Porky’s Wild Bore – Roll a six if you want to live?
Another romp through time and space, specifically the blogrolls over the past seven or so days.
And the first thing to grab me this week was the Infinity board RED SCORPS made for a 40K tournament.
But as with a lot of urban-themed tables, for whatever game, there’s a question lurking. Where is everyone?
And there’s no lack of miniatures for the folk that might be caught up, or models to convert them from. Dr. Willett’s Workshop this week had a group of 24 for Last Night on Earth, painted to the usual high standard.
A lot of games might naturally shy away from the ugly reality, even if their text and illustrations make it clear that urban conflict is part of the setting. It might be that commercial producers prefer to keep the more visible tabletop free of controversy, or not have the players think too much about logical consequences.

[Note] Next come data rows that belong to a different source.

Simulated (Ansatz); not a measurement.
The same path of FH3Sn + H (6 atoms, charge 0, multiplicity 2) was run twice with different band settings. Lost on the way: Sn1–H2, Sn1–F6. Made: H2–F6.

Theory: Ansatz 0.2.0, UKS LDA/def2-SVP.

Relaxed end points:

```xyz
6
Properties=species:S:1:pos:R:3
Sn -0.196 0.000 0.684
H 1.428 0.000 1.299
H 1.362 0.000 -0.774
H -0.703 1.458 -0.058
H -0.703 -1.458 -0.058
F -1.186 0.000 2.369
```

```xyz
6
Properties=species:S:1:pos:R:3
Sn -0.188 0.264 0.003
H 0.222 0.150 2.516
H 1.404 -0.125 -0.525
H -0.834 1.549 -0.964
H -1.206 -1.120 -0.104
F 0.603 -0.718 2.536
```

Still, it’s easy enough to house rule any mismatch that might exist. In the simplest one-on-one wargames the most obvious approach might be to include local people as part of missions or objectives, abstracted into invisibility, or shown with a counter, possibly just as passive game pieces to be moved with standard units.
But is that any better?
The next step up might be one of the least obvious. At Hereticwerks this week garrisonjames took a look at the most recent issue of The Manor, a zine by Tim Shorts for rules-light tactical roleplaying. It has a focus on hirelings, a reminder that in this kind of game – D&D and its heirs – it’s been assumed for years that a band of player characters might turn up in a settlement not only to cause a ruckus or quell one, but also to offer hazardous work to anyone willing to accept.
So in wargaming why not have groups of locals be represented as units are, as if part of a force? They’d most likely be untrained and unequipped, which could be represented by taking the nearest equivalent unit and reducing its stats. They might start deep, maybe with the odd special rule representing, say, familiarity with the terrain, which could be as simple as a cover bonus in their starting positions. In the early stages of a campaign, before the forces themselves become too brutalised, a group like this might even force an opponent to pass a check of some kind to target them, or through them, to represent the natural unwillingness to harm an innocent party or escalate the conflict.
Of course, certain factions or types of force might worry less, or seek out groups of local people to sow panic, or to take as captives. These factions and force types can appear in the fiction, and often as playable elements.
On the subject, a couple of blogs posted some conversions this week for out of production or never produced Dark Eldar models – ships for Battlefleet Gothic at EPIC ADDICTION and war engines for Epic at Gemana.
To go back to something more like that hireling approach, maybe the local people could start the game neutral, and possibly holed up, but be encouraged to follow or to act in a particular way, perhaps after a successful check for persuasion, with the player gaining control of their miniatures. For 40K for example the check could as simple as a Ld roll. Perhaps control could swing back and forth over the course of a game, representing the fear and uncertainty the people might naturally feel.
This also goes back to the Braunsteins, wargaming sessions that seem to have planted seeds for D&D, sessions in which the players could interact with the landscape and its folk through a referee.
These days in mainstream two-player wargaming we tend to expect this to be handled by a procedural system, so that the NPCs or monsters don’t need to be played and just do their thing; maybe a system like the one in the latest GW board game.
On the subject of which, Brambleten at Noobs and their paintbrush posted an unboxing and some thoughts on house rules, and Dezartfox at The Vanus Temple some pics of the four imperial miniatures painted as part of a commission.
Having a neutral third player handle the interactions with local people could allow for a fuller representation of the unexpected behaviours and moral dilemmas the interactions could bring.
In fact it surprises me we don’t make more use of third players, especially given how many free gamers might naturally be hanging around at the club or store, waiting for a match-up. If someone is looking on, they could be invited to take part, given some miniatures with agreed stats and asked to keep it real.
But there are bigger questions. Is representing local people like this unethical? Or as ethical as wargaming gets?